The kids and I got into the cookie-making spirit this year. I started right after Thanksgiving, making up the basic dough for our sugar cookies and Linzer squares. It’s the best dang sugar cookie dough I know. It’s made with almond paste. And to me, it just tastes like Christmas.
Since I love all my readers, I will share with you this dough recipe. It comes from my mom – Margot Babler – from a November 1980 Family Circle magazine article. And it’s been made yearly in the Babler/Dotzour households for the last 30 years.
Basic Sugar Cookie Dough
Ingredients
1 lb butter softened (4 sticks)
2 cup sugar
2 cans almond paste (8 oz each)
4 eggs
1 1/2 tsp vanilla
6 1/2-ish cup flour (sifted)
1 1/4 tsp salt
Directions
Beat the butter and sugar. Crumble in almond paste. Beat until very smooth. Add the eggs and vanilla. Mix in the flour and salt. Break into four balls. Cover in plastic wrap and refrigerate or freeze.

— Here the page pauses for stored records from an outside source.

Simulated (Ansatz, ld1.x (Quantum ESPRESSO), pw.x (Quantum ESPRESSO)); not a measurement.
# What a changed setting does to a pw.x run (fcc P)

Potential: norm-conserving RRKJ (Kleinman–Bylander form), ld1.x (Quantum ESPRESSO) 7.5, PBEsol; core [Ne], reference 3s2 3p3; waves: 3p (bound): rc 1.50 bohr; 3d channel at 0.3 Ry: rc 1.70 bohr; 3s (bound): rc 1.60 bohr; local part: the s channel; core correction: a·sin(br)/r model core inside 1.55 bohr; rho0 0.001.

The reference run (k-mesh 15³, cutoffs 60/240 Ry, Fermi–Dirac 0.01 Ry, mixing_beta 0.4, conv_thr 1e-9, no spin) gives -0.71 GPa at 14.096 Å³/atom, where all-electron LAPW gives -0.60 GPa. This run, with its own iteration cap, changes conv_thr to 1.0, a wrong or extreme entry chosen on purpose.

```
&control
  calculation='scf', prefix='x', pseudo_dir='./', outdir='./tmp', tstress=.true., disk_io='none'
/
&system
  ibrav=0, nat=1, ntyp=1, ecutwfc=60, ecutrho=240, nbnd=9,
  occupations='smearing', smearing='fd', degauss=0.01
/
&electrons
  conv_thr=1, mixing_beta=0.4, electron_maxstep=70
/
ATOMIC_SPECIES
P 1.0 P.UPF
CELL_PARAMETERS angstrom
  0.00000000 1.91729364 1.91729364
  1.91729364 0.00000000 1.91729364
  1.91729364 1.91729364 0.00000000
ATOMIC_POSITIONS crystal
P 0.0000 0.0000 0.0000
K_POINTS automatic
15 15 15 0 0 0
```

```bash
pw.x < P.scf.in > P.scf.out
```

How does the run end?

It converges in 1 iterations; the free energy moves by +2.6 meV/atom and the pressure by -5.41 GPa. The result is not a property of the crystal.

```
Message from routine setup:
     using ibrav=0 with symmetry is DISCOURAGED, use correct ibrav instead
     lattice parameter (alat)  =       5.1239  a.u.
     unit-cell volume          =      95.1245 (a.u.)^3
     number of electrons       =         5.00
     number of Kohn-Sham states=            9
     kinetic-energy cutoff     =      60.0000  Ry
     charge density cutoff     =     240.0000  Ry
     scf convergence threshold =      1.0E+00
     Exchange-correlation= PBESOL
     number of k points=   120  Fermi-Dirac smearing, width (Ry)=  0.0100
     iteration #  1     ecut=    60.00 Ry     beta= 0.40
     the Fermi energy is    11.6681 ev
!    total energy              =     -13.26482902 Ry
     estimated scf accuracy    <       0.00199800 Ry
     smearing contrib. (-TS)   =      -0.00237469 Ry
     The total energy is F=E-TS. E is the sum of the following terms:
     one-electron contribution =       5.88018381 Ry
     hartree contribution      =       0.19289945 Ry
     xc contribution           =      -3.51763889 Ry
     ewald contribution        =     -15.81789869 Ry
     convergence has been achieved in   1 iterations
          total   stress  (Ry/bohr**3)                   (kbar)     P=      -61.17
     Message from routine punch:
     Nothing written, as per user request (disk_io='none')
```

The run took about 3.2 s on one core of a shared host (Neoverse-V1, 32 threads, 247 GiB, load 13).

For cut out cookies: Refrigerate dough for at least one hour. Roll out, cut out, chilling intermittently if necessary. Two balls of dough make enough cut-outs for our family.
Bake for 10-12 minutes at 375 degrees (air bake cookie sheets work great). I look for one tip of a cookie on a corner of the sheet to get the tiniest bit golden before pulling them out. Cool (or freeze). Frost with a mix of whipping cream and powdered sugar with a dab of vanilla.
For Linzer Squares: Use a jelly roll pan. Grease the pan, put down wax paper, grease the wax paper. Take one ball of the dough and press into the pan. Spread about one cup of raspberry jam (with seeds) over the dough. Take another 1/4 of the dough and roll out. Make strips with a pastry wheel. Lay the strips down to create a lattice weave pattern (but you don’t actually have to weave them!). Bake at 375 for 12-15 minutes. Makes a great holiday treat for teachers!
I spread out my cookie-making by making the dough early and freezing it, then cutting out the cookies and freezing those, and then frosting the cookies a few weeks later.
We were happy to have one of Andrew’s best buddies from school join us.
Happy decorators!
Oops! I just noticed that last year I did a similar post about this recipe. I had pictures of the Linzer squares on that one. Oh well. The holidays come every year:)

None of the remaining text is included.